Tuesday, February 21, 2006

What Famous Leader Am I?

So I stumbled across this test on the Internets. Basically, you answer a series of questions and it determines which famous leader best fits your personality. I have to say, I was utterly blown away by the results!


Okay, just kidding. This was the real result, and I guess I wasn't all that terribly surprised...

13 comments:

mr. schprock said...

I'm sort of a cross between James K. Polk and Millard Fillmore (with Harold Stassen tendencies).

Isaac Carmichael said...

I am Einstein...of course. Like a need a stupid test to tell me that!

fakies said...

I'm Mohandas Ghandi, or as the test says, an emaciated do-gooder.

Sylvana said...

Yeah, go here to see a blogger that had a Jesus in her quesadilla experience.

Tony Gasbarro said...

Yeah, I read that because Gandhi was barefoot, like, his entire life (stop me if you've heard this one...oh, yeah! You can't!), which caused the skin on his feet to harden to the point that, some say, he had no feeling in them. He went on so many hunger strikes that, by middle-age, his bones were so brittle he could have snapped a limb just from getting up too fast. Others believe that his mind was so sharp that he could avoid that by simply willing it not to happen, and that the power of is mind could reach into others' thoughts. But it wasn't too pleasant to get close to the man. His Indian/vegetarian diet, mixed with his poor dental hygeine left him with horrible breath all his life. That's why he was known as a :rolleyes:

super-calloused, fragile mystic hexed with halitosis

Tony Gasbarro said...

Yeah, I read that because Gandhi was barefoot, like, his entire life (stop me if you've heard this one...oh, yeah! You can't!), which caused the skin on his feet to harden to the point that, some say, he had no feeling in them. He went on so many hunger strikes that, by middle-age, his bones were so brittle he could have snapped a limb just from getting up too fast. Others believe that his mind was so sharp that he could avoid that by simply willing it not to happen, and that the power of is mind could reach into others' thoughts. But it wasn't too pleasant to get close to the man. His Indian/vegetarian diet, mixed with his poor dental hygeine left him with horrible breath all his life. That's why he was known as a :rolleyes:

super-calloused, fragile mystic hexed with halitosis.

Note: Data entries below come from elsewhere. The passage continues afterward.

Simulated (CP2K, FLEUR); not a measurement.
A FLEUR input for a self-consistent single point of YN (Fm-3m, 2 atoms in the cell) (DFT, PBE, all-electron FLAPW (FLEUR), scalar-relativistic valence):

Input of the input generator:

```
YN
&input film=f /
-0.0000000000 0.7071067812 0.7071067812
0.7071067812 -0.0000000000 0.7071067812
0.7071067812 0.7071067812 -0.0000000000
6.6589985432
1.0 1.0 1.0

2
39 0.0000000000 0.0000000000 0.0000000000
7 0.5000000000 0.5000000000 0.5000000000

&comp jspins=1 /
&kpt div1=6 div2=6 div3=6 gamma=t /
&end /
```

Oh, yeah. I'm Abe Lincoln, a "mild-mannered assassination victim."

Tony Gasbarro said...

Okay, I don't know how I did that, but I apologize.

John said...

I'm JFK somehow. Crap, that means at 26 I'm already passed middle-aged.

John said...

okay...I just took the 45 question test (last time I did 27) and this time I'm Lincoln. What do have to do to avoid getting shot?

Isaac Carmichael said...

Yet another instance of the freaky Kennedy/Lincoln connection...

fakies said...

Stop traveling to Monroe, Maryland. And stop sleeping with Marilyn Monroe.

Irb said...

"What's that you say? My secretary's name is Kennedy? My, that is an odd coincidence!"
-Abraham Lincoln

ProducerClaire said...

Another gandhi here....who needs food or shoes....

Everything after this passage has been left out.